Created by Ben Chanan
Episodes: 6
Original Air Date: 3rd September 2019 – 8th October 2019
BBC One (U.K) / Peacock (U.S)
The advances in technology and the thriller genre have always gone hand-in-hand, almost to the point sometimes that it feels as if some television series or movies may not have been able to function in a time before mobile phones and laptops. It might be a thought that runs through your mind while watching Ben Chanan’s The Capture, but in truth it utilises many storytelling tropes that have been part and parcel of the thriller genre for so long, even in pre-internet and advanced technological times.

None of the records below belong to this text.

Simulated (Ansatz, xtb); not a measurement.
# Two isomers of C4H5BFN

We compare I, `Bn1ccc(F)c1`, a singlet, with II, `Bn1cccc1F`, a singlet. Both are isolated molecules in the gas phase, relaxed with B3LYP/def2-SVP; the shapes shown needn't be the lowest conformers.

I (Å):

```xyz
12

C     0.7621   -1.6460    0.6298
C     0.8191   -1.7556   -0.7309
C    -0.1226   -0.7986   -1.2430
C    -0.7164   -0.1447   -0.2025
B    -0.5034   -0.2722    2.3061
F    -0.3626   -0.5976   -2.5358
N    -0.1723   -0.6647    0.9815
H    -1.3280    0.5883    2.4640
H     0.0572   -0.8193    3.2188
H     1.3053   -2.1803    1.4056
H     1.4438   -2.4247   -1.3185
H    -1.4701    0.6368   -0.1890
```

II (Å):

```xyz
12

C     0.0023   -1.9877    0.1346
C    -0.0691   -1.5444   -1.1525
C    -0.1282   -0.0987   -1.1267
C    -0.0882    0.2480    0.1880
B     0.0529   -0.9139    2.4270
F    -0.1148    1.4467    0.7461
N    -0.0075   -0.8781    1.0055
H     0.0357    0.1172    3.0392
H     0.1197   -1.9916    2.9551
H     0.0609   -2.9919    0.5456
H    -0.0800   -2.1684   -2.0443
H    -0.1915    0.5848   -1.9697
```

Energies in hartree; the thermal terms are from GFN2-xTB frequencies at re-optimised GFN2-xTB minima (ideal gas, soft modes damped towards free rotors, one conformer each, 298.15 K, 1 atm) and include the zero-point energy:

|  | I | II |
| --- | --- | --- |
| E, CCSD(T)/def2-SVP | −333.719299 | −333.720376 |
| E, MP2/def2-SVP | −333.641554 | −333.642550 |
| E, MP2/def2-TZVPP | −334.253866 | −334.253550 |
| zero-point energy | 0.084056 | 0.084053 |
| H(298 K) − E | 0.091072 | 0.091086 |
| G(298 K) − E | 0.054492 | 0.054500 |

An innocent person on the run for a crime they didn’t commit, the evidence stacked against them, not to mention a conspiracy that has levels connected to the highest institutions in the land, The Capture not only utilises a central idea that Alfred Hitchcock returned to several times throughout his career, but the conspiracy element with its angry cynicism directed towards a power structure that doesn’t think twice about destroying lives for ’the greater good’ was a constant hallmark of New Hollywood films of the 1970s.
That isn’t to say that The Capture is unoriginal or does nothing new. Far from it in fact; Chanan’s thriller is an unmissable beast of a series and in some respects makes for a great companion piece with other modern masterworks such as Line of Duty.
Where Jed Mercurio’s thriller finds much of its drama in prolonged interrogation sequences confined to a claustrophobic environment where word and character are the predominant factor, The Capture is very much a series constantly on the run like Shaun Emory (Callum Turner), where every corner and every possibility of safety brings with it a sense of betrayal or another soul destroying secret lying in wait.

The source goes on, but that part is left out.